United Church of Christ in Neillsville

That they may all be one.

Seeing with God's Eyes (March 6, 2005)

SEEING WITH GOD’S EYES

 

1 Samuel 16:1-13

John 9:1-41

 

NUCC

Fourth Sunday in Lent

March 6, 2005

One Great Hour of Sharing

Girl Scout Sunday

 

 

 

            One of the craft projects that many Girl Scouts learn is something made out of yarn in different colors wrapped in a rectangle.  We call this creation a “God’s Eye.”  I’m sure many of you have made them.
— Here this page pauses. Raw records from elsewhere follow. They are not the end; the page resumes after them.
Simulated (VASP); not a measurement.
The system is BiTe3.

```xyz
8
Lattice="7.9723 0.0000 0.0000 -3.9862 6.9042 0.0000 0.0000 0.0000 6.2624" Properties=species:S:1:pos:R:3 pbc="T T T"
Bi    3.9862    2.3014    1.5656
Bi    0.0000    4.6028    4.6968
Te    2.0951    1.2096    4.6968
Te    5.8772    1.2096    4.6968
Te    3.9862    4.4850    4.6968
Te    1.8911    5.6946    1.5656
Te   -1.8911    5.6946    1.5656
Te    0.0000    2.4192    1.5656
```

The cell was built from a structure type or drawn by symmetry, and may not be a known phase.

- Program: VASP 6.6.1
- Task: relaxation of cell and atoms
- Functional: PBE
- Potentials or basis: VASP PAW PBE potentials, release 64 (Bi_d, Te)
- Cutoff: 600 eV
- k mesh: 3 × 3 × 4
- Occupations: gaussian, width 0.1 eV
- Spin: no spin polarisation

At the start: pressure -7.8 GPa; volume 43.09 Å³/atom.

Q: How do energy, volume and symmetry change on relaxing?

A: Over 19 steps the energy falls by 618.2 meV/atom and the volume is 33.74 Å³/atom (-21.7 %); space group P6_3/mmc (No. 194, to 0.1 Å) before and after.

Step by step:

            The “eye” is a symbol to the Huichol Indians of Mexico of the power to see and understand the unknown.  Today in our scripture lessons we also encounter a “God’s Eye” so to speak ------- with the help of Samuel who anointed David and Jesus who healed a blind man.

            Today we are challenged to see beyond the obvious and the ordinary.  We are challenged to see beyond our doubts and our despair.  We are challenged to trust in the God of David and in the one whom the Bible calls the Son of David ---- Jesus.

            As I thought about these two Bible texts I also tried to keep my eyes open to the world and culture around me.  This became increasingly difficult for me because Thursday night I came down with a rotten cold, and as my wife will tell you, no one can suffer from a cold like I can.  I was kind of spacey and my watery cold eyes didn’t see very well.

            The best thing I could do was lie on the couch and watch TV.  On Wednesday night Karen and I customarily video tape “West Wing” and watch it after the mid-week Lenten service.  As you may know this show is a fictional portrayal of life in the White House.

            One of the last things I did on Wednesday before going home was to quickly check out the Bible lectionary readings for this Sunday.  I was a bit behind the 8 ball because of our vacation up north last week.  Of course the Old Testament reading  was about Samuel, whom one theologian called “the Billy Graham of his day.”  Samuel was in a pickle because God told him to anoint a new king when the old king, Saul, was still alive.  Samuel was afraid, but he went anyway.  As instructed he went to Jesse, who had many sons.  Samuel approached each one, 1, 2, 3, 4, 5, 6, 7 ------ but God rejected each one because “the LORD does not see as mortals see: they look on the outward appearance, but the LORD looks on the heart.”    Finally Jesse hesitatingly trotted out his youngest son, a mere boy named David.  Of course, this is the one whom God had chosen as the next king.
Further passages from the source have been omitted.